Long running depression case getting longer

27 September 2017

A Victorian appeals court has finally found the Victorian Civil Administration Tribunal (“VCAT”) decision in dismissing a worker’s equal opportunity claim to be erroneous, and has granted the depressed worker a right to argue for a new recourse at a full hearing.

The worker; an academic from Deakin University, argued that in late 2013 the university and 11 individuals victimised and discriminated against him due to his depression and industrial activities, and thus breached the Victorian Equal Opportunity Act 2010.

Despite the worker providing VCAT with a 156 page witness statement, the tribunal held that the worker’s claims lacked substance and accordingly dismissed them. This being that they found no evidence the university had failed to make reasonable adjustments for the worker’s depression, and the depression was not a substantial reason for any unfavourable treatment he received.

The worker then went through a series of appeals. He first appealed to the Supreme Court of Victoria, and then lodged a discrimination claim in the Magistrate’s court under the Victorian Accident Compensation Act 1985. As both were unsuccessful, the worker went to the trial division of the Supreme Court. Again, the appeal did not stand.

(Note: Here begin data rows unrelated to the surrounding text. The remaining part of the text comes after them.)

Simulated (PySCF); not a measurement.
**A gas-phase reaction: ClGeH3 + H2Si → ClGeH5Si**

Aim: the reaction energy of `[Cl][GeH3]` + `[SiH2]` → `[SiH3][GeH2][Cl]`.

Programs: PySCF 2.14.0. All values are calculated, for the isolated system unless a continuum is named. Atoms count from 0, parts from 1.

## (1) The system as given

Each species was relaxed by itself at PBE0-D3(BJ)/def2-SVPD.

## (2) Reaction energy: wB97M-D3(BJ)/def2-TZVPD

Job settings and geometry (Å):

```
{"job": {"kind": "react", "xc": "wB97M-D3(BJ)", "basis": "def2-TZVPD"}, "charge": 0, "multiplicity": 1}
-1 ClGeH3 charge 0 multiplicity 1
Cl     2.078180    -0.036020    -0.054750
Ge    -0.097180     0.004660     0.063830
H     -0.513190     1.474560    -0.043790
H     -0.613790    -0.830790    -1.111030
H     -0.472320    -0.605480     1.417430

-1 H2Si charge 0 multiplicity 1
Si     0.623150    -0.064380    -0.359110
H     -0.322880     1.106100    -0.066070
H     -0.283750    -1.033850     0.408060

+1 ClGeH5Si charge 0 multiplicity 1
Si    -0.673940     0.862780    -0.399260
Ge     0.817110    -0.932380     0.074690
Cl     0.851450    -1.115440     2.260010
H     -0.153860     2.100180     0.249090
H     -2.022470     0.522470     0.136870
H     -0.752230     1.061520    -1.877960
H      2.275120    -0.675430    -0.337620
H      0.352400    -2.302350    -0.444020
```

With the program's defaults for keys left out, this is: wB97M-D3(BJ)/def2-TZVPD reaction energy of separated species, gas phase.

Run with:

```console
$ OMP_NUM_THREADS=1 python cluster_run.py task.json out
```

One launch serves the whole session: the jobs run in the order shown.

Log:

In one last attempt, the worker appealed to the Victorian Court of Appeal. The worker argued; amongst other things, that VCAT failed to make a determination that his Equal Opportunity claim was ‘frivolous or [caused] vexation”.

To everyone’s surprise, the Court of Appeal agreed that this was “arguable” as there was evidence to suggest that rather than dismissing this claim due to a lack of substance, VCAT did so by reference to the threshold of ‘balance of probabilities’ and “s 75 [Of the Victorian Civil and Administrative Tribunal Act 1998 – Summary dismissal of unjustified proceedings] [does] not permit this course of action”.

Accordingly, Justices Simon Whelan and Hartley Hansen granted the worker leave to argue at a full hearing, something the worker had been waiting for, for over four years.